Personal Finance

Your Budget Sucks

So here’s a better way.

Jon Moore
Jon Moore
Jun 24, 2019 · 9 min read

Quick Note: Jump to the bottom of this article to download my budget spreadsheet so you can build your very own flex budget, or visit the site.

Also, special thanks to Ramit Sethi who inspired this budgeting method.

I’ll cut to the chase.

Humans are unpredictable. As much as we may think we’re disciplined, orderly, and consistent rule-followers…we aren’t.

Sometimes we take the long way home, just because it’s a beautiful night and we wanna go for a drive. Sometimes we have an extra slice of pizza because dammit, I deserve it. And sometimes we ignore our budget and treat a friend to dinner just because they had a rough week.

And all of this is okay.


Your budget is predictable. But you aren’t.

Designating a fixed amount of spending per month for groceries, clothing, restaurants, or gasoline seems like a good idea on paper, but it’s just wishful optimism.

Look…life happens, and spending changes. But it’s not like we’re doing it on purpose! The problem is that there are too many rules to follow, too much mental math, and too many damn receipts.

Monitoring your spending with a magnifying glass might work for some people, but if you ask me, it’s too much work. It’s my money, and I’m gonna spend it however I damned well please, thank you very much.

So how do you build a budget that’s both responsible and flexible?

I’m glad you asked.


Introducing: The Flex Budget

Note: For simplicity, use your NET paycheck amount. That is, the exact number shown on your paycheck after taxes, deductions, and things like 401k.

The Flex Budget divides your hard-earned money into three basic categories:

  • Recurring Expenses: Money for bills
  • Savings: Money for saving
  • Flexible Spending (or “Flex”): Spending money for everything else

Each time you get paid, your money should be distributed into these three buckets. Ideally, your employer supports direct deposit, and allows you to define specific amounts of money to be deposited into one or multiple bank accounts. It’s best to have a separate bank account for each category. This is extremely important.

Flex budgeting operates on the out-of-sight-out-of-mind principle. That is, the less you know your money exists, the better. The sooner you get your money into savings, then it’s more likely you’ll never touch it.

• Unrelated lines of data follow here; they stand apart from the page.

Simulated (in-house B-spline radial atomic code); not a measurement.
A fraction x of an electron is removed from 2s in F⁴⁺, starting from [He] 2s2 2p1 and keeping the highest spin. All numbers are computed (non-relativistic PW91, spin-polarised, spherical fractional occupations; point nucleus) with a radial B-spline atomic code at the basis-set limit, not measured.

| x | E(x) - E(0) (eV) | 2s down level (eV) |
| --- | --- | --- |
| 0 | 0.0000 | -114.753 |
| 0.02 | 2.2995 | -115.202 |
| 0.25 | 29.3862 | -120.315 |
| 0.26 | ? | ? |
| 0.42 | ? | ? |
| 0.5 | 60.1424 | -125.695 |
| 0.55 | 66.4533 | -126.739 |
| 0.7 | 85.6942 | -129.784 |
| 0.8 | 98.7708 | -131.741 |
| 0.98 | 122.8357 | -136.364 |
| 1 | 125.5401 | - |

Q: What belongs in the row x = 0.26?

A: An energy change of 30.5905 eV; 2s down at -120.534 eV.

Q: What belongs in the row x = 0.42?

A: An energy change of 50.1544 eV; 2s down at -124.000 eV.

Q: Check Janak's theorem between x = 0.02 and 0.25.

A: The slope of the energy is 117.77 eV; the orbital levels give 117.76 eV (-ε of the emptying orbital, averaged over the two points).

However, if you keep all of your money in a single bank account, you’ll spend the rest of your life doing mental math gymnastics to figure out how much you’re “allowed” to spend, how much you need to save for your upcoming electric bill, and how much is set aside for holiday gifts.

So how do you figure out how much money goes into each bucket?

Let’s find out.


Recurring Expenses

Recurring expenses happen regularly, but might happen at different intervals (monthly, quarterly, semi-annually, or annually).

Monthly Bills

Examples of monthly bills are:

  • Mortgage/Rent
  • Utilities
  • Car Payment
  • Insurance
  • Daycare
  • Child Support
  • Student Loan Payments
  • Credit Card Payments
  • Internet and TV
  • Cell Phone
  • Debts and Loans
  • Netflix/Hulu/HBO
  • Spotify/Apple Music
  • Subscription Boxes (Dollar Shave Club, Blue Apron, etc.)
  • Magazines

Irregular Bills (and expenses)

Examples of irregular bills are:

  • Car Registration (once a year)
  • New Tires (about every two years)
  • Oil Changes (for me, roughly every three to four months)
  • Certain Print Subscriptions (quarterly or once a year)
  • Holiday Gifts (once a year)

Why are holiday gifts considered a “bill” instead of savings?
I personally like to treat holiday gifts as a bill because I never touch money that goes into my expenses account. If I treated holiday gifts as “savings” money and it went in with other savings goals, I probably wouldn’t be as strict with myself to not spend it before the holidays. It’s really just a mental thing for me.

Adding It All Up

New Tires - $600 (every two years)
If you get paid twice a month (24 times per year), then you’ll need to save $12.50 each paycheck. That’s $600, divided by 48 paychecks, or $12.50.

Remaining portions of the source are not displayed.